Tea party protesters marked tax day Thursday with exhortations against "gangster government" and appeals from Republicans seeking their grass-roots clout in November elections, a prospect both tempting and troubling to those in the loose movement.
Several thousand rallied in a plaza near the white House, capping a national protest tour launched in the dust of Nevada and finishing in the U.S. capital that inspires tea party discontent like no other place.
Allied activists demonstrated from Maine to Hawaii in smaller groups, all joined in disdain for government spending and — on the April 15 federal tax filing deadline — what they see as the Washington tax grab.
People in the movement believe that government spending and influence should be limited. The movement's name is taken from the Boston Tea Party, a 1773 protest in which activists in the then-British colonies in America boarded ships and threw their cargo of English tea into Boston Harbor in a symbolic act of protest against taxes.

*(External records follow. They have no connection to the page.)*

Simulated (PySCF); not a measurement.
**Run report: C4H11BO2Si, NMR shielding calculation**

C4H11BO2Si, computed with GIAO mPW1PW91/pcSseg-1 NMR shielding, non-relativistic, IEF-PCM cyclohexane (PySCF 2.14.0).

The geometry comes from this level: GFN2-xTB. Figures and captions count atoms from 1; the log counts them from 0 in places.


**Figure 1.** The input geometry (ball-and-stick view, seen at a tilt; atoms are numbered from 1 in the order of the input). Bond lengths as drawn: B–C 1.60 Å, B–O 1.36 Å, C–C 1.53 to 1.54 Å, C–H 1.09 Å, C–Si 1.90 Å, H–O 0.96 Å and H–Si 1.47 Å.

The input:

The rally in Washington in brilliant sunshine was spirited but modest in size, lacking the star power of tea party favorite Sarah Palin, the 2008 Republican vice presidential candidate, who roused the masses at earlier stops of the Tea Party Express in its cross-country bus tour.
Republican Rep. Michele Bachmann won roars of affirmation as she accused President Barack Obama and congressional Democrats of trying to take over health care, energy, financial services and other broad swaths of the economy.
"We're on to this gangster government," she declared. "I say it's time for these little piggies to go home."
She appealed directly for tea partiers to swing behind "constitutional conservatives" in congressional campaigns, just as they contributed to Scott Brown's upset in the Massachusetts Senate race in an early test of their potency. "I am the No. 1 target for one more extremist group to defeat this November," she said. "We need to have your help for candidates like me. We need you to take out some of these bad guys."
Brown won the seat that had been held by the late Sen. Edward Kennedy, a Democrat, for decades.
Although Republicans are ideological allies of many tea partiers — and Republican operatives are involved in some of the organizations — they are also part of the establishment that many in the movement want to upend. No members of the Republican congressional leadership were featured at the capital rally.
Obama, speaking Thursday night at a Democratic fundraiser in Miami, Florida, told supporters he is amused by the protesters' complaints about taxes because, contrary to their claims, he has cut taxes. "You would think they'd be saying thank you," the president said.
In the Midwestern state of Wisconsin, a half dozen tea party groups from around the state said they would boycott Thursday's rally in Madison because former Republican Gov. Tommy Thompson was among the speakers.
"We do feel it's important that people know this is not who we would ever align ourselves with," said Kirsten Lombard, organizer of the Madison-based tea party group. "That is potentially damaging to our reputation." Tim Dake, organizer of the Milwaukee-based GrandSons of Liberty, said: "Tommy is representative of the old boy network way of doing things."
A similar sentiment was seen on a sign carried by a tea party member in Washington: "Reelect No One."
Even so, anger at the capital rally was directly firmly at Obama and Democratic congressional leaders. The crowd chanted, "There's a communist in the White House" at the urging of the ukelele-playing Victoria Jackson, a former television actress.
The slogans on signs and T-shirts were biting, sometimes raw: "We Want Regime Change," ''Save a Seal, Club a Liberal," ''Down with the Gov't Takeover," ''End the Fed" and "Waterboard Bernanke." Some American flags waved upside down in the breeze.
The tax code was the villain of the day. "We have got to take the country back by taking back the money they take from us," Jim Tomasik of Fairfax Nation told the crowd.
Lost in the rhetoric was that taxes have gone down under Obama. Congress has cut individuals' federal taxes for this year by about $173 billion, leaving Americans with a lighter load despite nearly $29 billion in increases by states. Obama plans to increase taxes on the wealthy to help pay for his health care overhaul and other programs.